McQueen didn’t only reimagine history with his designs. He also contributed to the future of the industry through his innovative and theatrical fashion shows. He was one of the first designers to adopt high technology in fashion shows, using two robotic arms from a car manufacturing plant to spray paint a model live on the runway, in his 13th collection titled “No.13” in 1999. In 2001, his show titled “Voss” was centered around a glass box that referenced a psychiatric facility with its padded white interiors. The show was concluded by a nude model whose face was obscured by a gas mask covered with live moths. The show tackled sanity and McQueen stated that “it was about trying to trap something that wasn’t conventionally beautiful to show that beauty comes from within.”
He was also a forerunner of integrating fashion with the digital and was the first designer to debut a fashion show on a live broadcast over the internet. The popularity of the idea is evidenced by the high influx of viewers which caused the site to crash. It was later called “the most dramatic revolution in 21st century fashion” by the critic Suzy Menkes.

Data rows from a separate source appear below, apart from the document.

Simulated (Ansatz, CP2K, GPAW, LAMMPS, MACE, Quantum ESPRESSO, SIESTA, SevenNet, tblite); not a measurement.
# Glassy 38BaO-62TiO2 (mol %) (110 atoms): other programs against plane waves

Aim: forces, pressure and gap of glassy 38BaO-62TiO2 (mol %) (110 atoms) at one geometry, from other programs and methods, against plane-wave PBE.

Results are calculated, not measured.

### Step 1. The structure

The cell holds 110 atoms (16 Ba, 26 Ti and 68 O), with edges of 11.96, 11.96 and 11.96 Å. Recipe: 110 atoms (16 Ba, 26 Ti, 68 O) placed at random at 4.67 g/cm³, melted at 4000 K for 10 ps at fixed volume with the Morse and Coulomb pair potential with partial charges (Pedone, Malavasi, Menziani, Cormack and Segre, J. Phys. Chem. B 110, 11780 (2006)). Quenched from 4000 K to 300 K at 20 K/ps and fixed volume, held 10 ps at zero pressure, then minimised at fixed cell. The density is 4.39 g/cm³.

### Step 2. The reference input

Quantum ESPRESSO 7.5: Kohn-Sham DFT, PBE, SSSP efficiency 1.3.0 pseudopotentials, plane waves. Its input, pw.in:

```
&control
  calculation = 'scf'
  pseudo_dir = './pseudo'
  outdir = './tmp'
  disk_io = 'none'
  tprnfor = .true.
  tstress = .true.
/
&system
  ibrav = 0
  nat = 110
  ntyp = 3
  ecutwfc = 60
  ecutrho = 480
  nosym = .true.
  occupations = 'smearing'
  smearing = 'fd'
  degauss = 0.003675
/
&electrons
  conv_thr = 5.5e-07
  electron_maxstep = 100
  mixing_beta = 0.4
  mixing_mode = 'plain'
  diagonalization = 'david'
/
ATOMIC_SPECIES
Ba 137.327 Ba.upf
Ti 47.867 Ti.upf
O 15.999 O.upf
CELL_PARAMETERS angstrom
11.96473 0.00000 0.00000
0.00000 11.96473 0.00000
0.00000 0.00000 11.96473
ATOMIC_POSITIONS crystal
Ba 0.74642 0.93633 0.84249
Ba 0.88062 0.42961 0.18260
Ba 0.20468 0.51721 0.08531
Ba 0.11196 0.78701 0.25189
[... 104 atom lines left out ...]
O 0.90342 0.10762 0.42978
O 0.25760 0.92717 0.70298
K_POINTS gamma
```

Alexander McQueen’s brilliance and contribution to fashion is one that cannot be understated. His anti-establishment attitude and daring, well-tailored designs were traits that endeared his brand to the masses as well as critics. While he was nicknamed “l’enfant terrible” (the terrible child) of the fashion industry early on in his career, his subsequent shows and collections have cemented him as an icon of the industry, and one who was respected by his peers. Sadly, McQueen took his own life in 2010 at the young age of 40, a few days after his mother’s death. But his legacy is one that still lives on and inspires numerous fresh creators.
The Alexander McQueen label is now headed by Sarah Burton, McQueen’s Head of Womenswear since 2000, and his close collaborator.